The Lives of Others is Florian Henckel von Donnersmarck's first film. I found this out only after I had seen the movie and while I was a bit shocked, I was also very humbled. The feeling was similar to what I used to feel when watching a match in which Zidane was in particularly good form . You are in the presence of genius, you feel absolutely talent less and useless and yet you feel lucky that you are seeing that kind of brilliance. Watching The Lives of Others was a similar experience. Of all the movies I have seen that came out last year, this one is by far the best. (And yes, I thought it was better than Pan’s Labyrinth).
The movie is set in East Germany circa 1984, a time when the East German statsi operated in full force (at the time, the movie informs us, it employed more than ninety thousand personnel). It dwells not only on the lives of those observed by the state machinery but the observers as well. Gerd Wiesler (Ulrich Mühe), is a statsi official. A good one at that. He fits the ideal of such a secret service policeman – unflinching in his belief in the state, unmoved by torture, unwilling to trust anyone.
So unwilling to trust, that on attending a performance of a play by Georg Dreyman (Sebastian Koch) he suggests spying on the playwright. This despite the fact that Dreyman enjoys state patronage and in the words of an official “is the only non subversive writer we have”. It is thus, then, that Wiesler becomes exposed to each and every aspect of Dreymans life, art and relationship with his girlfriend and the actress of his plays, Christa-Maria Sieland (Martina Gedeck).
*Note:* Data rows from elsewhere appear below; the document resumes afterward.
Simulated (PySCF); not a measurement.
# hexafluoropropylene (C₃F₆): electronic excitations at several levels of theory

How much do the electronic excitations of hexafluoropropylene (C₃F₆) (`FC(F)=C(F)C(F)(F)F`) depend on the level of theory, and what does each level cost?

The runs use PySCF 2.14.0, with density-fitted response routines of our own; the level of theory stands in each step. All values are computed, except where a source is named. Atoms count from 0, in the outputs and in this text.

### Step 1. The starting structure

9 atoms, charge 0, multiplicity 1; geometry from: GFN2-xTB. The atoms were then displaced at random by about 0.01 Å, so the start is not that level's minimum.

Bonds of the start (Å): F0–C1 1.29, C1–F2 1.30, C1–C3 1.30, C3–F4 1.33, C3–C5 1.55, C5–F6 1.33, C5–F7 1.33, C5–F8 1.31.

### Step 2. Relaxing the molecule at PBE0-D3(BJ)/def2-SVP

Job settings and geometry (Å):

It’s a scary picture of life in the Orwellian world. Dreymans credentials don’t put him beyond the grasp of surveillance. As a woman, as an actress even more so, Sieland has her own bargains to make. And despite his devotion to the state, or rather because of it, Wiesler lives an utterly lonely and miserable existence. They are similar in that they are all vulnerable at their core. In a sense they are all at someone else’s mercy, they can never be in full control of their destiny.
A number of themes run through The Lives of Others, most importantly (and subtly) the incompatibility between art and an authoritarian state and the disillusionment that ensues. Circumstances eventually push Dreyman towards dissent. Wiesler’s commitment to the state starts wavering. As a result of some kind of Stockholm syndrome from listening in on the conversations of the artists or a slow reaction to reading the copy of Brecht he has stolen from Dreyman, one can only guess.
The most hauntingly beautiful scene in the movie, and its turning point, is when Dreyman on learning of his friend’s suicide plays a composition called Sonata for a Good Man on his piano. He tells the story of Lenin, who refused to listen to Beethoven’s Appassionata because he feared it would stop him from carrying out the revolution. No man who has ever listened, truly listened, to such music could be bad , says Dreyman. Wiesler, listening in, weeps silently.
The scene sets the tone for the rest of the movie, and it somehow connects you to the characters you see on the screen. Twenty minutes later, I was the one who was weeping silently, watching the events of the movie unfold. There is such humanity, beauty and bitter sweet poignancy to the story that one would have to be made of stone not to be touched by it. Wiesler is the centre of the story and Ulrich Mühe’s fabulous, fabulous turn is one reason why the movie works so well. Gabriel Yard’s wonderful score is another. If Lenin is Wiesler, then the Appassionata becomes Yard’s Sonata for a Good Man. The movie however, tells the story that might have been had Lenin listened to Beethoven. The reference to the Appassionata is particularly apt; The Lives of Others encompasses all the emotions of Beethoven's Sonata No.23. The story it tells is about the people who are trying to fight and overcome the terrible and despairing circumstances they find themselves in.
 Bad analogy I know, but watching Zidane in form is watching true grace and beauty.
 This I truly, truly believe.
 The movie reminded me of something my piano teacher used to say. Mozart was pure genius and Bach’s works are the embodiment of baroque but nothing compares to Beethoven in pure, simple heartbreaking beauty.
 Interestingly, Mühe’s wife spied on him for the Statsi for the entire period of their marriage, supplying them with hundreds of pages of information.
 The topic of the authoritarian state has been recurring over the last week. Not just in The Lives of Others, but also in Tahar Ben Jelloun’s This Blinding Absence of Light, which I just finished reading. Jelloun won the 2004 IMPAC Dublin Award for the book and its one of the most stark, simple and disturbing books I have ever read. (The only other time I felt so claustrophobic while reading a book was when I was reading Andre Gide’s Strait is the Gate.) I wanted to write about the book but I’m not sure I can. I am still quite disturbed by it; especially by the fact that it’s based on a true story. I really don’t know why I continue to be shocked by the barbarity of the human race.